In his first book, Tattoos on the Heart: The Power of Boundless Compassion, Gregory Boyle introduced us to Homeboy Industries, the largest gang-intervention program in the world. Critics hailed that book as an astounding literary and spiritual feat (Publishers Weekly) that is destined to become a classic of both urban reportage and contemporary spirituality (Los Angeles Times). Now, after the successful expansion of Homeboy Industries, Boyle returns with Barking to the Choir to reveal how compassion is transforming the lives of gang members.

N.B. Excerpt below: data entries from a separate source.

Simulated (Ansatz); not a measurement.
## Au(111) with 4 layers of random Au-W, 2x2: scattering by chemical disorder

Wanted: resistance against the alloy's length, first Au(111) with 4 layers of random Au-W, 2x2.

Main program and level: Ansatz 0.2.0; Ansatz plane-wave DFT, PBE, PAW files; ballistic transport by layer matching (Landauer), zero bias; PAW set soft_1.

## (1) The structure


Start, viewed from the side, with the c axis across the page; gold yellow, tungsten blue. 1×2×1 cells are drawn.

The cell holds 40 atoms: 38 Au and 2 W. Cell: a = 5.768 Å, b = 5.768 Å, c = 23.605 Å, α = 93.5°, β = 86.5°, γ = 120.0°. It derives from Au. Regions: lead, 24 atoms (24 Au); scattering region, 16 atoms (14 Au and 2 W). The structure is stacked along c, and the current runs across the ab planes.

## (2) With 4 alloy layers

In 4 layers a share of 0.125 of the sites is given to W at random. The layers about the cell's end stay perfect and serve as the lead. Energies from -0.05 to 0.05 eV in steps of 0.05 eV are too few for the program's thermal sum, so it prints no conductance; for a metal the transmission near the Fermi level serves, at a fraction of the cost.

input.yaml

In a nation deeply divided and plagued by poverty and violence, Barking to the Choir offers a snapshot into the challenges and joys of life on the margins. Sergio, arrested at age nine, in a gang by age twelve, and serving time shortly thereafter, now works with the substance-abuse team at Homeboy to help others find sobriety. Jamal, abandoned by his family when he tried to attend school at age seven, gradually finds forgiveness for his schizophrenic mother. New father Cuco, who never knew his own dad, thinks of a daily adventure on which to take his four-year-old son. These former gang members uplift the soul and reveal how bright life can be when filled with unconditional love and kindness.
This book is guaranteed to shake up our ideas about God and about people with a glimpse at a world defined by more compassion and fewer barriers. Gently and humorously, Barking to the Choir invites us to find kinship with one another and re-convinces us all of our own goodness.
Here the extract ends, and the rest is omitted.